A black widow binary is a rare oddity — a rapidly spinning dead star slowly devouring a smaller companion star, as its namesake spider does to its mate. In a new study published Wednesday in the journal Nature, scientists may have found the most tightly coupled black widow binary yet, one whose partners are so close that the duo could fit inside our Sun. Much about it remains a mystery, hinting this discovery may be a case of mistaken identity, and that the researchers might have found something entirely new to science.
HERE'S THE BACKGROUND — Black widow binaries are powered by pulsars — rapidly spinning neutron stars, which are the extraordinarily dense cores of dead stars that each pack a mass up to 2.17 times the mass of the Sun into the size of a city. Pulsars can spin at dizzying rates, whirling hundreds of times per second, emitting flashes of gamma rays and X-rays like high-powered lighthouses.
Normally, pulsars spin down and settle into life as ordinary neutron stars as they burn off an enormous amount of energy. However, in a black widow binary, the pulsar's companion gives the dead star new life. The pulsar's gravity — strong enough to crush protons together with electrons to form neutrons — rips material off its companion, a flood of plasma whose force helps spin the pulsar back up. The pulsar subsequently blasts out energy that further strips away its companion, eventually destroying it.
Astronomers discovered the first black widow binary in the 1980s. Since then, astronomers have found roughly two dozen black widow binaries in the Milky Way, along with another spidery kind of star called a redback, which also consists of a pulsar and its doomed partner. (Black widows have companions less than a tenth the mass of our Sun, whereas redbacks have larger companions.)
WHAT DID THE SCIENTISTS DO? — Every black widow binary astronomers have detected to date appeared via gamma and X-ray flashes from its pulsar. In the new study, researchers instead sought to see black widow binaries from visible flashes of light from the companions of the pulsars.
The dayside of a black widow pulsar's companion — the side perpetually facing its vampiric captor — can prove many times hotter than its night side because of the constant torrent of radiation it receives from the pulsar. The astronomers sought to find a star whose brightness was regularly changing by a considerable amount, suggesting it might orbit tightly around a pulsar.
In the new study, the scientists investigated data from the Zwicky Transient Facility (ZTF) instrument at the California Institute of Technology's Palomar Observatory near San Diego. They examined images of the entire night sky, analyzing 20 million stars to see if the brightness of any of them changed dramatically by a factor of 10 or more on a timescale of roughly an hour or less.

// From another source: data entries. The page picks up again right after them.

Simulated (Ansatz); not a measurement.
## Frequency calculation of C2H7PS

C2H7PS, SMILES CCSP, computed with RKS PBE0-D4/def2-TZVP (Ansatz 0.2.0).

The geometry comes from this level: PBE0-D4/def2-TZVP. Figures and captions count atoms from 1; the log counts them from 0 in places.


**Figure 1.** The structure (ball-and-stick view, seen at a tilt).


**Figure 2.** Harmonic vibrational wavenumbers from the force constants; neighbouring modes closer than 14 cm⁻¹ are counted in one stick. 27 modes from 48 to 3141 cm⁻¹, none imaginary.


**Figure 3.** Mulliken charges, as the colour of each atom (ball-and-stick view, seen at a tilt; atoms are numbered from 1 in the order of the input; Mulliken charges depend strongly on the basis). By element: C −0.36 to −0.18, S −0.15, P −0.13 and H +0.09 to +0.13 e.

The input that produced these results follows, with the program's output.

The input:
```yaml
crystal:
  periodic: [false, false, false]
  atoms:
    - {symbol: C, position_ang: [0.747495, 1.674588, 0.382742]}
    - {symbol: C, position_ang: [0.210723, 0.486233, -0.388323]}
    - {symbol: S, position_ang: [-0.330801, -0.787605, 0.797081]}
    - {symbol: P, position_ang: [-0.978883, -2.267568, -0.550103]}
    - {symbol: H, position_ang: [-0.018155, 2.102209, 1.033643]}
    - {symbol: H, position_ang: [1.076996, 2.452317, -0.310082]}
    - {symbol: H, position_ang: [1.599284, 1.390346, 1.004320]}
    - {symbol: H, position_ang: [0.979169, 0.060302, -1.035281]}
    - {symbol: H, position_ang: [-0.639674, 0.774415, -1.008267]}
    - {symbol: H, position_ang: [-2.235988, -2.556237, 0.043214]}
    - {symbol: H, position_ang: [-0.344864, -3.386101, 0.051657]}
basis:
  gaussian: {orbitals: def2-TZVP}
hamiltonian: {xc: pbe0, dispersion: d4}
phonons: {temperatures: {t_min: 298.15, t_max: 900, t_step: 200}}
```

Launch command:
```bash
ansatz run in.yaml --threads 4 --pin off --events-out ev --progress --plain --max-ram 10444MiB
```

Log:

WHAT DID THEY FIND? — This new technique identified known black widow binaries, validating its accuracy. It also detected what appeared to be a star whose brightness changed by a factor of 13 every 62 minutes. This suggests it was likely part of a new black widow binary roughly 3,700 light-years from Earth, which the scientists named ZTF J1406+1222.
"All known black widow pulsars have been found because they emit X-rays, gamma rays, or radio waves, but this is the first time we've used visible light, the kind our eyes can see, to find something like this," study lead author Kevin Burdge, an astrophysicist at the Massachusetts Institute of Technology (MIT), tells Inverse.
ZTF J1406+1222 likely consists of a pulsar and a cool failed star known as a brown dwarf. These objects are about 13 to 90 times the mass of Jupiter — too big to be planets, but not quite big enough to be true stars.
Telescopes cannot distinguish between ZTF J1406+1222's pulsar and the brown dwarf, but the pulsar is likely between 1.4 and two times the Sun's mass, whereas the brown dwarf is likely several dozen times Jupiter's mass, Burdge says. The scientists estimated they are separated by less than roughly 450,000 kilometers. Given this short distance and the relatively tiny sizes of each object, "you could fit the entire thing inside of the Sun," Burdge says.
ZTF J1406+1222's pulsar and its companion orbit around each other every 62 minutes, the shortest orbit yet observed for a black widow binary. The previous record-holder, PSR J1653-0158, had stars orbiting around each other every 75 minutes.
Intriguingly, this black widow binary is unique in that it has a third companion about 10 to 20 percent of the Sun's mass orbiting much farther out, at a distance of roughly 600 times the average distance between Earth and the Sun. This distant partner orbits the close pair every 10,000 years.
It remains uncertain how ZTF J1406+1222's pulsar and its companion could have entered into such a tight orbit, as the way in which a pulsar erodes its companion should drive them apart.
"The third companion may have helped them get there," Burdge suggests. "Basically, anytime you have two things orbiting each other, and also have a wider third thing orbiting, that wider third thing can gravitationally interact with the inner binary, and actually change the orbit of the inner binary to nudge things a bit closer."
More technically, the third companion can make the orbit of its two partners more elongated or eccentric. When the brown dwarf gets close to the pulsar in the eccentric orbit, it feels a powerful gravitational tug, "and that dissipates energy, which quickly causes the orbit to settle into a really tight circular orbit," Burdge says.
WHAT'S NEXT? — Curiously, the astronomers have so far not detected gamma rays or X-rays from ZTF J1406+1222. Although many details about it so far suggest it is a black widow binary, until future observations — say, from NASA's Chandra X-ray Observatory — confirm the presence of a pulsar, "it is entirely possible that this object could also be something we've never seen before and even more exotic," Burdge says. "The one thing I know for sure is we really have never seen anything quite like this object, and that there is probably a lot more to learn from it and other similar objects that I am finding right now, and that's what has me so excited about these."
Burdge notes the Vera Rubin Observatory in Chile may find many more of these objects, as it "will be around 40 times more powerful than ZTF in terms of how far away it can see."